#### Differentiate between Data Analytics and Data Science

Data Analytics |
Data Science |

Data Analytics is a subset of Data Science. | Data Science is a broad technology that includes various subsets such as Data Analytics, Data Mining, Data Visualization, etc. |

The goal of data analytics is to illustrate the precise details of retrieved insights. | The goal of data science is to discover meaningful insights from massive datasets and derive the best possible solutions to resolve business issues. |

Requires just basic programming languages. | Requires knowledge in advanced programming languages. |

It focuses on just finding the solutions. | Data Science not only focuses on finding the solutions but also predicts the future with past patterns or insights. |

A data analyst’s job is to analyse data in order to make decisions. | A data scientist’s job is to provide insightful data visualizations from raw data that are easily understandable. |

#### What is the difference between the long format data and wide format data?

Long Format Data |
Wide Format Data |

A long format data has a column for possible variable types and a column for the values of those variables. | Whereas, Wide data has a column for each variable. |

Each row in the long format represents one time point per subject. As a result, each topic will contain many rows of data. | The repeated responses of a subject will be in a single row, with each response in its own column, in the wide format. |

This data format is most typically used in R analysis and for writing to log files at the end of each experiment. | This data format is most widely used in data manipulations, stats programmes for repeated measures ANOVAs and is seldom used in R analysis. |

A long format contains values that do repeat in the first column. | A wide format contains values that do not repeat in the first column. |

Use df.melt() to convert wide form to long form | use df.pivot().reset_index() to convert long form into wide form |

#### What is bias in Data Science?

Bias is a type of error that occurs in a Data Science model because of using an algorithm that is not strong enough to capture the underlying patterns or trends that exist in the data. In other words, this error occurs when the data is too complicated for the algorithm to understand, so it ends up building a model that makes simple assumptions. This leads to lower accuracy because of underfitting. Algorithms that can lead to high bias are linear regression, logistic regression, etc.==

#### Why is Python used for Data Cleaning in DS?

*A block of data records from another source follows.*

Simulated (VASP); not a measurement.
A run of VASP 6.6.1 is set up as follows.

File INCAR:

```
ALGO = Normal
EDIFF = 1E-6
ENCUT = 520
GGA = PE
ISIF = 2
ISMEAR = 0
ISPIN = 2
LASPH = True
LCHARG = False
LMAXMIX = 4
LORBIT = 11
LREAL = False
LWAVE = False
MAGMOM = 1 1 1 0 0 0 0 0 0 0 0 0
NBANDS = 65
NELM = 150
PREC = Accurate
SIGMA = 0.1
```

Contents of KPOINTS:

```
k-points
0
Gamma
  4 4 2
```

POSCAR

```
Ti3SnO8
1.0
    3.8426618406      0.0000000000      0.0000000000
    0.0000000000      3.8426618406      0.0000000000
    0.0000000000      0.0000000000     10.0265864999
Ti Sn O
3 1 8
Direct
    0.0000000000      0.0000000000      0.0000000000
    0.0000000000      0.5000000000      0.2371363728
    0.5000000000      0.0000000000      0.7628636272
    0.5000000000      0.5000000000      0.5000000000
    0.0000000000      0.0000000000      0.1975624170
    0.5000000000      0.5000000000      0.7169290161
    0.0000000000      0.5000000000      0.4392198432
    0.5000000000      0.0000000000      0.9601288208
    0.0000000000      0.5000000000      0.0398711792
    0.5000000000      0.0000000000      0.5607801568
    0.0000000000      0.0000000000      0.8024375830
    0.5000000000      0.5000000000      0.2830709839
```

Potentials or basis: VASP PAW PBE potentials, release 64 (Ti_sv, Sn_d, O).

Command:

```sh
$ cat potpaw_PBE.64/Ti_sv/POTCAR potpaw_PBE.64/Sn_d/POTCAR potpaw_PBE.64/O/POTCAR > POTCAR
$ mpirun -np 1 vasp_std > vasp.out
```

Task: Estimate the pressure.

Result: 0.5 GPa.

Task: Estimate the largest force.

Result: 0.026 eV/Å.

Data Scientists have to clean and transform the huge data sets in a form that they can work with. It is important to deal with the redundant data for better results by removing nonsensical outliers, malformed records, missing values, inconsistent formatting, etc.

Python libraries such as Matplotlib, Pandas, Numpy, Keras, and SciPy are extensively used for Data cleaning and analysis. These libraries are used to load and clean the data and do effective analysis. For example, a CSV file named “Student” has information about the students of an institute like their names, standard, address, phone number, grades, marks, etc.

#### What is variance in Data Science?

Variance is a type of error that occurs in a Data Science model when the model ends up being too complex and learns features from data, along with the noise that exists in it. This kind of error can occur if the algorithm used to train the model has high complexity, even though the data and the underlying patterns and trends are quite easy to discover. This makes the model a very sensitive one that performs well on the training dataset but poorly on the testing dataset, and on any kind of data that the model has not yet seen. Variance generally leads to poor accuracy in testing and results in overfitting

#### What is pruning in a decision tree algorithm?

Pruning a decision tree is the process of removing the sections of the tree that are not necessary or are redundant. Pruning leads to a smaller decision tree, which performs better and gives higher accuracy and speed.

#### What is an RNN (recurrent neural network)?

A recurrent neural network, or RNN for short, is a kind of Machine Learning algorithm that makes use of the artificial neural network. RNNs are used to find patterns from a sequence of data, such as time series, stock market, temperature, etc. RNNs are a kind of feedforward network, in which information from one layer passes to another layer, and each node in the network performs mathematical operations on the data. These operations are temporal, i.e., RNNs store contextual information about previous computations in the network. It is called recurrent because it performs the same operations on some data every time it is passed. However, the output may be different based on past computations and their results.

#### What is a kernel function in SVM?

In the SVM algorithm, a kernel function is a special mathematical function. In simple terms, a kernel function takes data as input and converts it into a required form. This transformation of the data is based on something called a kernel trick, which is what gives the kernel function its name. Using the kernel function, we can transform the data that is not linearly separable (cannot be separated using a straight line) into one that is linearly separable.

#### Explain bagging in Data Science.

Bagging is an ensemble learning method. It stands for bootstrap aggregating. In this technique, we generate some data using the bootstrap method, in which we use an already existing dataset and generate multiple samples of the *N* size. This bootstrapped data is then used to train multiple models in parallel, which makes the bagging model more robust than a simple model.

Once all the models are trained, when it’s time to make a prediction, we make predictions using all the trained models and then average the result in the case of regression, and for classification, we choose the result, generated by models, that have the highest frequency.

#### Explain how Machine Learning is different from Deep Learning.

A field of computer science, Machine Learning is a subfield of Data Science that deals with using existing data to help systems automatically learn new skills to perform different tasks without having rules to be explicitly programmed.

Deep Learning, on the other hand, is a field in Machine Learning that deals with building Machine Learning models using algorithms that try to imitate the process of how the human brain learns from the information in a system for it to attain new capabilities. In Deep Learning, we make heavy use of deeply connected neural networks with many layers.